Change – The Only constant

American psychologists describe the state of “flow” as a condition of heightened focus, productivity, and happiness that we all intuitively understand and hunger for. An avid rock climber, thought of this when he was inching towards a particularly challenging peak. That set him thinking about the positive states, the moments when human beings are at their absolute best. Indeed, the best moments usually occur when a person’s body or mind is stretched to capacity.

There is a definite impact and 2009 will be universally different and more difficult than 2007. Leadership will be stretched for direction and results; management will be tested for fortitude and having a balanced head on shoulders approach to keep momentum going.

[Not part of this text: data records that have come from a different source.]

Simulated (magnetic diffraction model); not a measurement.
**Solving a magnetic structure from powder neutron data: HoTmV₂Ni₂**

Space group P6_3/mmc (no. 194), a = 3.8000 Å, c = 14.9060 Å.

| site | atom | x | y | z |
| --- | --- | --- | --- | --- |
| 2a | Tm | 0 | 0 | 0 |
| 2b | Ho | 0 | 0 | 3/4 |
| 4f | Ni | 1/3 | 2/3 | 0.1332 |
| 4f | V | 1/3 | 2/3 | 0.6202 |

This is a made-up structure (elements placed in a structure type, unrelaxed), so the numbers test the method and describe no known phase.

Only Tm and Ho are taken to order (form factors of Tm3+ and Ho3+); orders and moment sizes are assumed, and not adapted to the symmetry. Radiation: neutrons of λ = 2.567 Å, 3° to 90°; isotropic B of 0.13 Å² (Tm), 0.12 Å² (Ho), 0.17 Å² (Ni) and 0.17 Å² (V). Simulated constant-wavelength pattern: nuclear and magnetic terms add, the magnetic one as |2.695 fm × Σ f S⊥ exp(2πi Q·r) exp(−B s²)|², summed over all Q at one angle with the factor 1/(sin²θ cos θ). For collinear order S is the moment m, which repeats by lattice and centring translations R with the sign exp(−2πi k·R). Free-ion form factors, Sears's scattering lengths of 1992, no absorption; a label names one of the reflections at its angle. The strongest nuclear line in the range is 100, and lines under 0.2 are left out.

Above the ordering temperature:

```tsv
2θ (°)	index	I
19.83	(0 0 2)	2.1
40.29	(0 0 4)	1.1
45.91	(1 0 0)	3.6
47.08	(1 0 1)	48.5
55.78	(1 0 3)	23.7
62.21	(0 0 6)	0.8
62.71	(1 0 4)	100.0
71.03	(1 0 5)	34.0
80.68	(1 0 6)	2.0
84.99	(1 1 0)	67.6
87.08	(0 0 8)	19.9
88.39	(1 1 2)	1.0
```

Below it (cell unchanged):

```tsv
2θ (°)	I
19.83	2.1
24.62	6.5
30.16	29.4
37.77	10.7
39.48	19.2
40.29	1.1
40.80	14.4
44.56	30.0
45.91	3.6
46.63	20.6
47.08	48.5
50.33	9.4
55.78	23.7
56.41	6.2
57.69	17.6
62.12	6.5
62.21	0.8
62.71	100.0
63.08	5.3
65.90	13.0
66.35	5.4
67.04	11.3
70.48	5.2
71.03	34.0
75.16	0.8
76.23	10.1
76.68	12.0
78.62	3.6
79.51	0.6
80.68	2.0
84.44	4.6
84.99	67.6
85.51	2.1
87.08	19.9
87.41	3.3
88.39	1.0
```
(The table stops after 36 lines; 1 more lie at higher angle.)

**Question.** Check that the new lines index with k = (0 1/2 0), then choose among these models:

Experts contend that in this scenario, companies can maintain their attractiveness to internal and external talent by using a portfolio of actions with the right blend of short term and long term focus. We believe that the changes in the market and the business environment would require companies to review employee related issues more closely – primarily areas of hiring – redeployment – managing surplus workforce and all employment related costs – whether direct or indirect.

Organizations will not only think differently as far as engaging the employees is concerned, but will also give due diligence to rewards and compensation. Salary growth will be the first casualty of de-growth especially variable pay which may become vanishing pay. New labor will be available cheaper than past.

Organizations are likely to realign their compensation strategy with a bias towards variable pay, particularly for senior management. In line with the general market conditions, increments and bonuses could be lesser this year as compared to past years. But organizations will need to balance the need to be competitive with respect to their remuneration structures.

Industry experts agree unanimously that companies that are reducing staff must focus relentlessly on the internal cultural and external reputation implications of these cost cutting efforts. It is possible for companies to hold on to their people and get them through this but each company would need to evaluate the extent of impact on its operations and take action as may be warranted.

Studies have shown that although overall levels of recruitment may level off or even out, the quality of workers hired rises in recessions. Now more than ever the slogan should be ‘find waste’ and let employees do this. They are best positioned and also most affected by this. Then there will be lesser cause to have this ‘done on people’. As a fire from the hip reaction, cost cutting reeks of our having non-productive ‘cost’ that were ready to be cut, in any case. If however, output expectations have changed then input costs need to be reviewed. The big point is sustainability. Is business there for serving society or, does society exists to serve the needs of business? We all need to get this alignment right. This is the biggest lesson. Some learning that companies can derive: organizations should focus on creating better work processes that reduce need for additional recruitment or enabling suitable redeployment of the existing personnel. Smart companies in 2009 should try to create a culture of innovation across the organization which would help companies emerge stronger.

Future of work:

Downturns can be a time for wrenching transformation for companies and industries. Organizations will, in the months to come, identify recession related risks and opportunities. Recruitment could become project based in anticipation of future growth. Compensation packages could reflect the true financials of the business. Companies will focus on optimizing resources leading to a preference for individuals who have multiple skills and can multi task. Companies trying to cut costs will encourage employees to work from home.

The key therefore is to keep your eyes on the prize, finish strong while also moving progressively into 2009.